"My third reason [for bringing Vietnam into the field of my moral vision] moves to an even deeper level of awareness, for it grows out of my experience in the ghettoes of the North over the last three years -- especially the last three summers. As I have walked among the desperate, rejected and angry young men I have told them that Molotov cocktails and rifles would not solve their problems. I have tried to offer them my deepest compassion while maintaining my conviction that social change comes most meaningfully through nonviolent action. But they asked -- and rightly so -- what about Vietnam? They asked if our own nation wasn't using massive doses of violence to solve its problems, to bring about the changes it wanted. Their questions hit home, and I knew that I could never again raise my voice against the violence of the oppressed in the ghettos without having first spoken clearly to the greatest purveyor of violence in the world today -- my own government. For the sake of those boys, for the sake of this government, for the sake of hundreds of thousands trembling under our violence, I cannot be silent." -- Dr. Martin Luther King Jr. New York's Riverside Church on April 4, 1967
I have immense respect for Dr. King because he was out-right and completely non-violent, just like myself. Some think that non-violence is only for the weak. But the way he was harassed showed that he was what can only be characterized as a powerful man. He was not perfect but he probably would have been the first to admit it. The ultimate weakness of violence, this is, why violence never does solve anything, is that violence leads only to more violence. The most pressing and explicate example of this viscous cycle today is the Israel vs. Palestine conflict. There are counter arguments, at the deepest level mostly that destruction must always precede creation and that violence is inherent in nature. I must go from my gut and say I truly do not feel this way. Why must I blindly be lead by an academic? I have the view that humans create there own future and that the world is what we make it (Hegel's Philosophy of History studies this phenomenon). However deeper probing into this augment must be quitted for another day.

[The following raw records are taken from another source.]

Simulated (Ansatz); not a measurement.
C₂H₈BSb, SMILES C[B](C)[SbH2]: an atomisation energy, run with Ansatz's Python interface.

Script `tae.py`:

Some readers may be struck by how true the quote sounds even today. Has nothing changed from when Martin Luther King was shot? This is troubling but I am not discouraged. Noam Chomsky was asked what steps the USA should take to reduce global terrorism. He simply replied that the USA should stop taking part in terrorism and that this step in itself would reduce terrorism (examples of state sponsered terrorism by the USA since WWII are too numerous to state here). Why should the Vietnamese, or truly my generation's Vietnam: Iraq, want democracy when we are bombing and terrorizing them, or futhermore when we can't even promise that we've perfected democracy (or capitalism?). I want to reach further than my grasp.